And by the way, the opening question need not always be tied in to the day’s lesson. You may just want to use it for focus.
Right off the bat, you tell the students that you care about what they have to say.
The second way to use speech as a tool in your teaching box… as a method of instruction and evaluation.
Two most common methods of evaluation: ---Test ---Written report
We are trusting reports less and less. A report or an essay… get it off the Internet. If you’re smart, reword it and put in a few spelling mistakes. A speech…very hard to fake your way through it. REMEMBER: This is not a “read” speech. You find out more about what a student knows..especially if you have them stand for questioning from the class.
Okay… How do you incorporate this into your curriculum? Let me take what may seem like the hardest subject to incorporate speech skills. My student teaching… final week: wandered around the school and observed. Roger McClintock’s math class. Had students put the rules of geometry to poetry, then a group rap. He had a debate over theorems.
Roger said he used it as a teaching tool. “You don’t have to understand it to write it down. When you talk about it, you can’t fake your way through it.”
A yearly miracle in my 8th-grade class. The Persuasive speech, then stand for questioning. I cannot believe what I hear in both the speeches and the questioning. And the kids love it. The single-most requested activity to do again.
In short, nearly everything you test can be displayed through speech. And the beauty of public speaking in class, is that (unlike a paper or a quiz), everyone hears it. One reason some teachers shy away from speaking projects is the time it takes. Remember: speech is a public activity. We all hear. If you write a report on Afghanistan, you see and the teacher sees it. If you speak about Afghanistan, we all learn something.
One of the joys of teaching kids to speak: it has its own built-in incentive. If you fail in math, it’s a private failure.. You, the teacher, perhaps your parents. In speech, your failure or your success is public. I never…never… have to enthuse my students to do well when giving a speech after they’ve given their first one. We want to look good in front of our friends. A test is for the teacher. A written report is for the teacher. A speech is for the class.
An additional benefit: Speaking in class, more than anything else, builds a sense of community… vital for a good learning environment.
But the biggest advantage.. nothing builds a student’s self-confidence more quickly than becoming comfortable in front of a group. Reader’s Digest survey..
Our school..basically a student body who in large part don’t mind getting up and doing things..especially noticeable when a new student transfers in.. not because of our plays or speech contest, but the classroom experience. Much speaking on the Jr. High level.
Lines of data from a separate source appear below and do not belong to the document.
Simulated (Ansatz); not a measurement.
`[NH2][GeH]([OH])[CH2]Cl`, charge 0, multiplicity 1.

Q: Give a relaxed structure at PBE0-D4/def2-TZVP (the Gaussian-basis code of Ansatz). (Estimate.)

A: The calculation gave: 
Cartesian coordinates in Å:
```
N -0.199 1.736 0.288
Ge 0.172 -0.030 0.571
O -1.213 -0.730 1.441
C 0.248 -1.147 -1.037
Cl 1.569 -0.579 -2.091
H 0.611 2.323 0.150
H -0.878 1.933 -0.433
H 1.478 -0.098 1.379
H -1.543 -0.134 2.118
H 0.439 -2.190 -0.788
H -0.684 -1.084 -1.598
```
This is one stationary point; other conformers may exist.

Stage fright? Not the problem you may think. Stage fright is most acute in adults. Always give them a sample speech first.
How to instruct them. Speak from notes. Don’t read. If you need to, limit the number of note cards.
If you shy away from speaking assignments because you don’t know how to grade them, let me suggest a very simple guideline, whether for 2nd-graders or seniors:
---Does it make one point and make it clearly? ---Does it have a beginning, middle and ending? ---Is it interesting?
Please don’t put on many other qualifications. Let the students find their style. My most valuable teaching lesson. Me: I.C. First speech. Girl from Chicago ahead of me. 30 min. Memorized. “Urban Sprawl” Perfect. He let her have it. Then me…I spoke about showing cattle at the fair. I knew I was dead. Gave the class a pop quiz on the content of our two speeches. They could answer half the questions on hers and every one of mine. He let me find my style. He taught us that good public speaking means being simple and plain.
Look at the speaking styles in the room today.
Bob Slavens
The reason I love teaching speech is because it changes the speaker as well as the audience. Nearly everyone in this room would run out in terror if everyone else were to find out what they’re really like. But the truth: If everyone in this room knew what you were really like, you’d be the best-loved person in the room. Teach your students to open their mouths and allow themselves to be loved.
A final note about so-called slow-learners: Last year: a group of seventh-graders with very high ability and very low performance.. I spent a lot of time thinking about when I was the slow one.
I’ve thought about times when I was out of the loop… not on the same page: ---college Spanish (four years of Latin.. advanced course) ---Began teaching at a college two years ago… grading session.. words I didn’t know…no attempt to fill me in. ---Writers’ Conference in London… dinner at a table with multi-lingual Europeans.. kept switching languages.
What didn’t I have? The LANGUAGE. Your students with poor writing skills often label themselves dumb simply because they don’t have the tool of written language yet.
In most of our classrooms, written communications skills are the necessary key to get in. Unless you can write well and answer written questions and assignments, you are pretty much thought of as one of the dumb ones. Of course we must teach those skills, but we must keep the communications door open through speaking.
Mrs. Smith.. 5th grade.
Last year.. a boy named Sam…took nearly the entire year to convince him that speaking skills and writing were not the same. He’d labeled himself a dummy because of his inability to spell and his handwriting was awful. My biggest joy was seeing Sam realize that he was worth a great deal, even if he couldn’t write well.
One of the best by-products of using speech in all my classes. I end up having classes who aren’t afraid to ask questions.
Questions?
More sample ball toss: Handling Emotions---The most frightened you’ve been lately. Science---An invention you’d like to see. A unit on families: ---The best dish your mother made. Something you got away with that your parents still don’t know about. A moment that really changed your life… a defining moment.